ANSI, =, hash, Integer, Float

Richard A. O'Keefe ok at cs.otago.ac.nz
Tue Dec 17 03:12:11 UTC 2002


Colin Putney <cputney at whistler.com> wrote:
	Here's another proposal: make Float>>= call #shouldNotImplement.
	
	I wonder what, if anything, it would break?
	
Well, for one thing, it would leave 0 = 0.0 true,
and ANSI requires that (x = y) implies (y = x).

Equality is perfectly well defined for IEEE floating point arithmetic.
Unlike C, Smalltalk specifies the grouping of message sends, so if you
have a Smalltalk layered atop an IEEE arithmetic, there is no question
about when two Floats should be equal and when they should not.
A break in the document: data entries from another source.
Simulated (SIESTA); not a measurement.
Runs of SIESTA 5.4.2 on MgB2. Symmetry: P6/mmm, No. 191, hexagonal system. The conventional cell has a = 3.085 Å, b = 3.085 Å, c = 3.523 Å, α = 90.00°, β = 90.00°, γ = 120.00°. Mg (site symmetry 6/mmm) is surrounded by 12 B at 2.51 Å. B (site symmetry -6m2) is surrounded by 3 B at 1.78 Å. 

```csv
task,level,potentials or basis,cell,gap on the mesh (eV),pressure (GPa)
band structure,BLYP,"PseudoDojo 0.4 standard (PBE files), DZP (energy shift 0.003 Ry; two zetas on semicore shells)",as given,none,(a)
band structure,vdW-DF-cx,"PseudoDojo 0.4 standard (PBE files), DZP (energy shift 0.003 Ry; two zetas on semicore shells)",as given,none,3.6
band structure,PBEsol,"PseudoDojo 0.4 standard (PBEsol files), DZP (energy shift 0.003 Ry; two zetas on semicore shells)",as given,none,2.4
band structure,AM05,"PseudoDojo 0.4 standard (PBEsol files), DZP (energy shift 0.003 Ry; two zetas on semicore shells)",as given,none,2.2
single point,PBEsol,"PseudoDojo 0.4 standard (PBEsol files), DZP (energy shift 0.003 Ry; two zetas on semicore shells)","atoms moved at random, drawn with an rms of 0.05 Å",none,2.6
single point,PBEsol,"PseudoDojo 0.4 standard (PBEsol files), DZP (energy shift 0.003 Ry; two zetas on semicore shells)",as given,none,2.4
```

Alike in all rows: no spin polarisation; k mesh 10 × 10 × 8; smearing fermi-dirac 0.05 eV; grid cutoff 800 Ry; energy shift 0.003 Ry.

It isn't equality between floating point numbers that's the problem.
It's equality between floating point numbers and rational numbers.
Prolog solved the problem by recognising that
    "X is the same key as Y" (=)
and "X and Y are pretty much the same number" (=:=)
are different relations, so that 0 = 0, 0.0 = 0.0, -0.0 = -0.0
are all true, 0 = 0.0, 0.0 = -0.0, -0.0 = 0 are all false,
and 0 =:= 0.0, 0.0 =:= -0.0, -0.0 =:= 0 are all true.